2. The curious case of presidential Dead Goat Syndrome:
Fast-forward a decade later to the "DGS" episode. Talk about an analogy gone awry. President Mahama, our esteemed Commander in Chief, attempted to use a metaphor (?) to describe his imperviousness to strikes and demonstrations across the nation. This analogy was made during an encounter with Ghanaians in Botswana:
"I have seen more demonstrations and strikes in my first two years. I don't think it can get worse. It is said that when you kill a goat and you frighten it with a knife, it doesn't fear the knife because it is dead already.
"I have a dead goat syndrome"
President John Dramani Mahama
Source: Ghana Daily Graphic Newspaper
Unfortunately for him, the result was a statement that was largely mis-understood. One unintended interpretation was that the president was setting himself up as a lame duck president with little concern or interest for his fellow Ghanaians. Clearly a case of goats lost in translation. 

3. A gentleman prefers goats...
Ghana is currently in the midst of startling revelations related to alleged massive corruption of judges and judicial services workers. 
This is all thanks to the intrepid reporter Anas Aremeyaw Anas and his fearless team of crusaders. They are like the much-needed heroes in Gotham City. The judicial scandal stories are damning, shocking and in some cases a tad bizarre. Apparently, all sorts of goodies were proffered to sway judges. These gifts ranged from money, yams, goats and even "a massage". Perhaps the most curious revelation was that one judge allegedly rejected the offer of a sheep in favour of [Ghana's most beloved animal] the humble goat. Do you blame him? We love our goats. 
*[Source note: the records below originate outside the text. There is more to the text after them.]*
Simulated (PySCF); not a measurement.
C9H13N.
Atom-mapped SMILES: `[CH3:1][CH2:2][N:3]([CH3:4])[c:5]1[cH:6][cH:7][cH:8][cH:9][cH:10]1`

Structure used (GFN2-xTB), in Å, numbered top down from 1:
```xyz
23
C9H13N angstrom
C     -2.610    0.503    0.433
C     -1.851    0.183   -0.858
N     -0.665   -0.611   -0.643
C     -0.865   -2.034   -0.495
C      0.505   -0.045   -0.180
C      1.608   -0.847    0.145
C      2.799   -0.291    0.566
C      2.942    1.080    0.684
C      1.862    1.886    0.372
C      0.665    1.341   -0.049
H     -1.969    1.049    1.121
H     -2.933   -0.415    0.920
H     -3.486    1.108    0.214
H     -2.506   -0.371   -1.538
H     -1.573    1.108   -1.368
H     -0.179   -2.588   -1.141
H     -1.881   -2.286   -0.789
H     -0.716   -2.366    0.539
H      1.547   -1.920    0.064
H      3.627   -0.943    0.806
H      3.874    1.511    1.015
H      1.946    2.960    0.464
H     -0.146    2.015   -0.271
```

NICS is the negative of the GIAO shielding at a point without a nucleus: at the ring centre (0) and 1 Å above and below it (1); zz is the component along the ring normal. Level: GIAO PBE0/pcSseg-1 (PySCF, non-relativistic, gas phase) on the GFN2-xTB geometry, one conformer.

4. The other goat judge before the new goat judge:
What is it about judges and goats? Even before the judicial scandal, there was another case involving a judge ordering a goat thief to be marched through the streets of Akyem Swedru for his crime. The supposed goat thief was also ordered to hang the stolen animal around his neck with a placard that said “I am a goat thief”. Unfortunately for the goat judge, the sentence was deemed a tad questionable and he was asked to proceed on leave while a judicial review delved into the case. Looks like someone went too far. 

Well, these are just a few examples. Hope you can see that we are a nation entranced by this humble animal. Sounds to me like much ado about goats. 

Got goat examples?


EnterGhana said...

Very interesting post there!

Abena Serwaa said...


Jerome said...

Hahahaha. What can I say? Ghanaians love goats!

Abena Serwaa said...

Indeed Jerome!

Ekow said...

That is perhaps the funniest piece i have read in a long while. Anyway some unsolicited and totally unscientific opinions on the legacy of the goat in the mind of the Ghanaian.

First and foremost, the goat is elevated in our minds by default by unenviable place his cousin, the sheep, holds in our minds. A sheep is seen as stupid, indolent (and peaceful and thus good for sacrifice if we're counting positive perspectives too) and as such these qualities are subconsciously associated with any endeavor that the sheep is involved in. The goat on the other hand is seen as wily, smart and a worthy opponent. Imagine the notion President Mahama scaring a sheep with a knife rather than a goat. That is just plain lame and akin to stealing candy from a baby!! A chicken in that adage will represent much more of a challenge than a sheep. But a killing and scaring chickens is the purview of young men with the smell their mother's milk still on their lips....not men (as i'm sure Mr. Mahama deems himself to be.)

On the matter of the goat as a bribe; when a man sells his conscience and integrity it will certainly not be for a cheap, common chicken and likewise not for a stupid, indolent sheep. A cow would suffice but that would break one of the main tenets of bribery; they should be discreet and draw attention to the act. A cow is too big to hide, it smells of opulence. This is Ghana, bring home a cow and kill it and surely ones neighbors will be peaking over our wall and wishing you "Good morning" in the evening with designs in the eyes over your kill. That leaves the poor goat as the most prudent choice for a bribe.

Perhaps what most makes us a "one nation under goat" is very much the taste of goat meat. That whole unique, sharp, pungent, lingering and "delicious" taste and smell of goat meat that only a nation that appreciate koobi and kpakpo shito will understand.

P.S. I hate goat meat.

Abena Serwaa said...

LOL @Ekow: you get an award for on of the best comments on a blogpost I've ever had. You are so right about the goat vs sheep and of course the prudent choice of the goat for a bribe!!! Hahaha!
PS When I did eat meat, I was not a fan of goat meat either

Rashid Lancer said...

Just read an article on the top blogging sites in Ghana and here I am. I'm happy this was your first post I read... Got me laughing like a goat. Wait a second, Do goats laugh?
I want more Ms Abena Serwaa!

Abena Serwaa said...

Hi Rashid, thanks for stopping by and the comment! Got me laughing!!